It was the 25th of May, 1996. Atlético were playing against Albacete during the last match of Liga 1995/96. They had already won the Copa del Rey a month before, and a victory against Albacete would mean the first ever ‘Double’ for Atlético.
Diego Simeone had scored an early goal and the match was under control, but there was still a real risk of losing the league. Then, Molina saves a corner kick from Albacete, and launches the ball forward. Kiko controls a bouncing ball with his knee before slotting it into the back of the net, making it 2-0.
He wheels away and blows a kiss to the Atleti fans that were in heaven. The Doblete was complete – the dream had finally come true.
Francisco Narváez was born in Jerez de la Frontera (Cádiz) in 1972. He started playing football from an early age at his hometown team CD Pueblo Nuevo.
He was 13 when he joined the Cádiz CF youth ranks, where he had the chance to play at Primera División when he was just 19 years old.

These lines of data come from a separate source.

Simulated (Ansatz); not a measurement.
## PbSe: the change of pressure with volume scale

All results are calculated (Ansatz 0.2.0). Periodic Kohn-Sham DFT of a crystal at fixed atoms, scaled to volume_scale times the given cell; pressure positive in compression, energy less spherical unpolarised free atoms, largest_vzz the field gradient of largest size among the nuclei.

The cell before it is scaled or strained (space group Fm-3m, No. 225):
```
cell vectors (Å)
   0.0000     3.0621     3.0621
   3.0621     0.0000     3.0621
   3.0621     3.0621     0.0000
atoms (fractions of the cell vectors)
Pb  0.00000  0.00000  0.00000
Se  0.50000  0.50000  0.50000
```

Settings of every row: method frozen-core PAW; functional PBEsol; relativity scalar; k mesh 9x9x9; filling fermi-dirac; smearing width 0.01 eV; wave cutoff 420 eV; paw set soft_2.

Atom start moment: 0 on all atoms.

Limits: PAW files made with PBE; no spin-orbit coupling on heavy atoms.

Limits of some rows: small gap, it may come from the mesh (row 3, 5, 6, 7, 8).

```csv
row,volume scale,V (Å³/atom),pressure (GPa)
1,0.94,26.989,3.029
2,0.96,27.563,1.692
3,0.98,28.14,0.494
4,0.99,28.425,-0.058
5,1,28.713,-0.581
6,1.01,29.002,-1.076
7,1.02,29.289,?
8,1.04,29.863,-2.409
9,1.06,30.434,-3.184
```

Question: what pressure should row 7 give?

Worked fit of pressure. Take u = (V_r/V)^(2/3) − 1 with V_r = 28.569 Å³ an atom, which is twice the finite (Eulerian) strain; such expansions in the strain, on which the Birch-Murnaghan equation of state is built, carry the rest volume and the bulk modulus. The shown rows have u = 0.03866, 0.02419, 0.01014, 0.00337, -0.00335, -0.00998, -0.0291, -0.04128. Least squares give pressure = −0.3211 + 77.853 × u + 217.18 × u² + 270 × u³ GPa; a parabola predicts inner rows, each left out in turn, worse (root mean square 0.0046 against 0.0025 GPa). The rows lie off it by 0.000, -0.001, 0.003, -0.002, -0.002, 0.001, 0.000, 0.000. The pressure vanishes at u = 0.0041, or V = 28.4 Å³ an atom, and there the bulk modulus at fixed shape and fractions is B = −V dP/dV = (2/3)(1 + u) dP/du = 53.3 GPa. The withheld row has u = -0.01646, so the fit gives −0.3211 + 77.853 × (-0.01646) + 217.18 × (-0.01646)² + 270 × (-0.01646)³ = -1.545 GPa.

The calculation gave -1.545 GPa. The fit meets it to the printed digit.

His childhood idol, “Mágico” González was his teammate. Little did Kiko know that some years later, and at another team, he was going to fulfil the role of ‘idol’, when a young Fernando Torres was excited to share the locker room with him.
Kiko stayed at Cádiz for two more seasons until he was signed by Atlético de Madrid in 1993. He was not able to show his abilities due to the reigning instability, and he played under nine different coaches during his first two seasons.
One of the highlights of these years was the match against FC Barcelona during the 1993/94 season. Romario had scored a hat-trick in the first half, and a reporter asked Kiko on his way to the lockers: “What are you going to do on the second half?”.
Kiko answered: “The same that they have done during the first half”. Atlético won that match 4-3.
Summer of 1995. Jesús Gil presents his new project for the season, this time trusting in the Serbian Radomir Antic as coach. For the first time ever, Gil did not try to ‘coach the coach’ and he left Antic alone.
Kiko admits that Radomir was the first coach who encouraged him to try headers. “You are tall enough to head the ball after a corner, do not be afraid to do so, it will be good for us”, and he was right. Atlético became ruthless from set pieces, where Kiko had a prominent role heading the ball.
The immediate years after the Doblete were great for Kiko. He was a creative second striker who was ready to either score, or set up a goal for the main striker (he led the assists in La Liga on season).
One of his classic moves was receiving the ball with his back to goal, controlling it with his chest, raise it with the foot, turn around and strike. He did that so often that the rival teams eventually decided to mark him with two players (one at each side) every time that he was ready to pull his move.
It was during those days when he made for the first time his ‘trademark celebration’, known as ‘the Archer’. He later admitted that his intention was not to make an archer and he only wanted to stay still for some seconds looking at the fans enjoying the goal, but he thought it was silly to do nothing meanwhile, so he pulled the first pose that came to his mind.
Off the pitch, Kiko was one of fan-favourites, always nice and ready to drop a ‘one-liner’ at any interview. He was a favourite for his teammates too, cheering everybody up telling a joke, and trying to make every new player feel welcomed.
Before the days of players listening to music through huge headphones, he used to take cassettes with the funny music from the Cádiz “Charangas” to listen on the team bus, making everyone sing along.
As any creative striker, he was the target of rival defenders for his whole career. He suffered several ankle injuries that restricted his play, and he became a shadow of himself during his last years at Atleti.
After the relegation at the end of 1999/2000 season, he decided to stay with the team and he was the protagonist of the famous ad “Un añito en el Infierno” (“A little year in hell”). The first season in Segunda División was worse then expected, and Kiko was almost signed by Milan, but the poor state of his ankles stopped the transfer.
A portion of the fans did not forgive him and the “Kiko-Gol” chants were replaced by other shameful songs. Later he moved to CF Extremadura, where he played until his early retirement at 30 due to his ankle problems.
After football, he started a career as TV and radio pundit. He is nowadays a regular at Canal+and Cadena SER, besides some other collaborations with other Spanish Media.
The time helps to heal the injuries of the memory, and most Atleti fans now remember Kiko fondly. He did not leave Atleti in the best terms with the club and the fans, but he will be always remembered as that magician from Cádiz who was an important part of Atleti history, both in heaven and hell.
An idol for the ‘Doblete Generation’. That ‘Archer’ who shot football arrows to the crowd. That ‘Kiko turn’ raising the ball in front of the goal, or the kiss after scoring against Albacete.
‘El Duende’, the artist from Cádiz. Francisco Narváez Machón: ‘Kiko-Gol’.